Lucy Skelton is helping our best policy ideas reach decision-makers

Lucy Skelton is helping Australia’s best policy ideas reach decision-makers

Lucy Skelton

When Lucy Skelton ran for State Parliament in 2024, she was finishing a degree in public policy and spending her spare time discussing politics over pizza with fellow students. Having spent almost a decade in advocacy, she was passionate about ensuring more young people had a voice in shaping public policy.

It was a landmark year for the Melbourne local. At just 20, Skelton became the youngest candidate in the 2024 Victorian election, running for the seat of Kew.

After years observing how federal parliament operates, Skelton noticed a recurring problem: comprehensive, meticulously researched reports were landing on ministers’ desks only to go unread.

“Not because they weren’t good, and not because the office was evil, but simply because the volume of material that comes across a politician’s desk every week makes it impossible to get through it all,” she told Women’s Agenda.

“These big, beautiful, meticulously researched reports just end up on desks unread.”

Skelton, a 2026 Vic Young Australian of the Year Nominee, mulled over an idea: what if an independent, third-party resource did the work of meeting with experts, cataloguing what they were calling for, and presenting those ideas in formats that decision-makers could actually use? 

“Australia doesn’t have a shortage of solutions — we have a shortage of those solutions being seen by the right people at the right time, in formats they can use,” she said. 

At some point, Skelton said, she realised that if she ever stood in front of a minister, she would only have slogans. 

“I knew from experience that you need to be specific,” she said. “Instead of saying ‘We want stronger environment laws,’ You need to be able to say: ‘Are we talking about the EPBC Act? A new trigger? Funding changes?’ If I’d been in these spaces for years and still couldn’t get specific, who else couldn’t? How many opportunities were we missing?”

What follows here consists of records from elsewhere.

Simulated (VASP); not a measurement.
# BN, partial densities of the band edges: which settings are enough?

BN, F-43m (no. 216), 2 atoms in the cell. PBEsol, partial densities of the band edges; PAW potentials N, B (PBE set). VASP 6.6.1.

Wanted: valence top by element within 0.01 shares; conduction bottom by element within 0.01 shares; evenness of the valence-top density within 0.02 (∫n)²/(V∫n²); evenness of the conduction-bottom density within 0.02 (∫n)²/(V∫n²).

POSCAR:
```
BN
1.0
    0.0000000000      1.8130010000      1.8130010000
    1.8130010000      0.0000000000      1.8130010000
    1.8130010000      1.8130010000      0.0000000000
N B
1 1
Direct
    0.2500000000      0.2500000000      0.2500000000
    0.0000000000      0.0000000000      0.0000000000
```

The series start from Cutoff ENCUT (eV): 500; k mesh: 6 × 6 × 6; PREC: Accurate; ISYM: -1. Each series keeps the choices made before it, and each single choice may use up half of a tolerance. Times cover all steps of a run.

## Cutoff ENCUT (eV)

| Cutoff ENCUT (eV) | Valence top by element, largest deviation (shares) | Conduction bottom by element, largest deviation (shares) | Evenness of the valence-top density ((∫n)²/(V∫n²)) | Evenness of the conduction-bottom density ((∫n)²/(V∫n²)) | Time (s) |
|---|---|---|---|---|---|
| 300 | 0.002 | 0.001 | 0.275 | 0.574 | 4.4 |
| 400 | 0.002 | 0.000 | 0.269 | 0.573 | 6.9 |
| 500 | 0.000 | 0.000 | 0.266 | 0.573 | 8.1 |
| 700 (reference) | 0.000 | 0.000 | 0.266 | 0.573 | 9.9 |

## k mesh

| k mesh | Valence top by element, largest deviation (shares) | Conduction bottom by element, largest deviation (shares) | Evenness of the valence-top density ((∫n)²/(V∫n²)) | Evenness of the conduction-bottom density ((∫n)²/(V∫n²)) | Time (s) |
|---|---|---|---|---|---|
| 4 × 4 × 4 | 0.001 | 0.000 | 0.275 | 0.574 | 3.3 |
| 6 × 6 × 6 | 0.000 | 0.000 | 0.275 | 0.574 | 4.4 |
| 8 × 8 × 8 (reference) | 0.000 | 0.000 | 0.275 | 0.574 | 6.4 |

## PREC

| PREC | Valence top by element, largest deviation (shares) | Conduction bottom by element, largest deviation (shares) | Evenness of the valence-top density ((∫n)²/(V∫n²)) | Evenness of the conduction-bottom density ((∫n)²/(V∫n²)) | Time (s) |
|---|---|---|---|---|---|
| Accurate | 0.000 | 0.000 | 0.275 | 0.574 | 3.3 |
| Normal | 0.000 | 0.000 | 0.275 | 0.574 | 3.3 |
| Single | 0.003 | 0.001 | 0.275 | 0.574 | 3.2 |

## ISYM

Skelton turned these questions into her own non-partisan not for profit initiative, FORE Australia, where academics, NGOs, peak bodies and people with lived experience collaborate to catalogue expert-led policy ideas into a central online resource of one-page briefs. 

FORE’s Policy Library is designed for public servants, staffers and politicians, distilling complex ideas into clear, comparable briefs. The organisation also runs large-scale, inclusive training programs that shed light on practical policy experience while contributing to a national resource designed to support evidence-based decision-making. 

The effort was monumental — especially around collecting all the content itself. 

“I initially assumed the experts would draft the policy briefs, and I quickly realised that not only did many of them not have time — they often didn’t know how. It would take me just as long to reformat their work anyway,” Skelton recounts. “So we brought everything in-house, which meant training people.”

Skelton and her team posted a volunteer listing on Ethical Jobs looking for single policy position, and ended up receiving over 60 applications. She decided to accept them all.  

“The more people who have access to these skills, the better, no matter where they go next,” she explains. We loved it — the national reach, the virtual format, the big collaborative cohorts — and it’s become our model ever since. In our most recent summer cohort, we had over 300 applicants and accepted more than 100 people into the program.”

Skelton calls her approach a dual-impact model: building a policy library while providing a training ground for young people to learn how policy works. 

Her animating principle is simple: you have to be brave, and you have to let ideas win, not people.

“At FORE, that’s one of our core mantras: ideas win, not people,” she said. “If we’re debating whether one argument is stronger than another, it doesn’t matter who put it forward — whether it was me or a volunteer on their very first day. The best idea wins, full stop.”

Skelton champions the importance of promoting an organisational culture of healthy feedback, inclusivity and kindness. “Everyone in the organisation gives and receives feedback, no matter where they sit,” she said.

“Everyone is part of this, everyone is committed to making things better. This work matters, so we hold ourselves and each other to high standards, because the work demands it. Beyond all of that: be kind, treat people as people, and remember that we’re not winning for winning’s sake. We’re doing this because we want to help people and the planet.” 

Skelton has a fine-tuned strategy when it comes to recharging her batteries.

“When I can feel I’m not bringing my full self to the people I’m working with, I’ll often step away into a meeting room, put on a song I love, have a little dance, and come back ready to go. It sounds a bit weird, but it genuinely works.”

She is also a firm believer in meeting people face to face.

“Show up. There is nothing that replaces just showing up, time and time again. People notice it, and they appreciate it. If you can volunteer, volunteer. If you can get an internship, get an internship. If you can get a coffee with someone, do it. Networks and relationships matter enormously.”